It’s inevitable. With every beautiful and glorious summer comes swarms of blood sucking mosquitoes. And there are all sorts of theories as to whom they will choose to eat first. I’ve heard them all. They like blue-eyed blondes, people wearing blue, banana eaters, and those with type O blood. Since I’m not a scientist, I can’t attest to the truth of all of those theories. But I can tell you this. My blood is a type O and, much to my chagrin, I spend every summer looking like a strawberry if I’m not careful. So if you’re like me and you find yourself searching for natural ways to combat mosquitoes, here are some mosquito repellent plants you may want to try out this summer.
Lemongrass – A Tropical & Tasty Mosquito Repellent Plant
There are several kinds of lemongrass. The most common ones are West (Cymbopogon citratus) and East Indian lemongrass (Cymbopogon flexuosus), which are both used in cooking. They’re fairly similar. The main difference is that the former variety has much larger bulbs that make it better choice in the kitchen and the latter is more easily grown from seed. Both varieties are considered mosquito repellent plants to many. But true citronella comes from another relative (Cymbopogon nardus).
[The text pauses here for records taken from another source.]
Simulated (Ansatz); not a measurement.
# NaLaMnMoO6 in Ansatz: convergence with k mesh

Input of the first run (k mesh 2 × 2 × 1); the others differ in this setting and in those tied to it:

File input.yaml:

Lemongrass plants are fairly affordable and pretty easy to find. Local garden centers in my area charge $3 for East Indian lemongrass and $4.25 for West Indian lemongrass. I purchased seeds of the former for $3 as part of an extensive order but have found them for less elsewhere. I also found an online retailer that sells actual citronella grass for around $6 plus shipping and handling.
The downside is that most lemongrass plants are tropical plants, with all that implies in terms of care. These plants will probably have to come in during the winter unless you live some place really warm. Even in places where they can generally survive the cooler months outdoors, particularly cold winters will probably kill them.
Lemongrass species can serve as mildly effective mosquito barriers because the oils in them repel the bugs to some extent. However, there’s some debate about their usefulness as a mosquito repellent plant. Most sources agree that rubbing them on your clothes will work. On the other hand, the leaves of these plants are pretty sharp and rubbing them on your hands to get in touch with the essential oils is probably out of the question. These plants are certainly of the most use in the kitchen but having a few (dozen) on hand to deter mosquitoes isn’t going to hurt, either.
Lantana – Shortening Mosquitoes Lives
I love lantana (Lantana camara). It’s cheap, colorful, photogenic, low maintenance, and resilient. Mine has survived flooding and extremes in temperatures. Lantana is also easy to find in garden centers and it’s beloved by lots of useful pollinators like bees and butterflies. The prices I’ve seen lately include $4.25 for a small plant and $7 for larger specimens. Then I read a scientific study that stated it also has detrimental effects on the life cycle of mosquitoes, my number one nemesis. Talk about another reason to love this plant.
The main downside is that it’s presence in your garden is not going to stop the mosquitoes that are already around from snacking on you. But for whatever reason, lantana shortens mosquito lifespans and inhibits their reproductive powers. Therefore, the mosquitoes might continue to exist. But it keeps their descendants from being as numerous or from hanging around as long. In my book, that’s a good thing too.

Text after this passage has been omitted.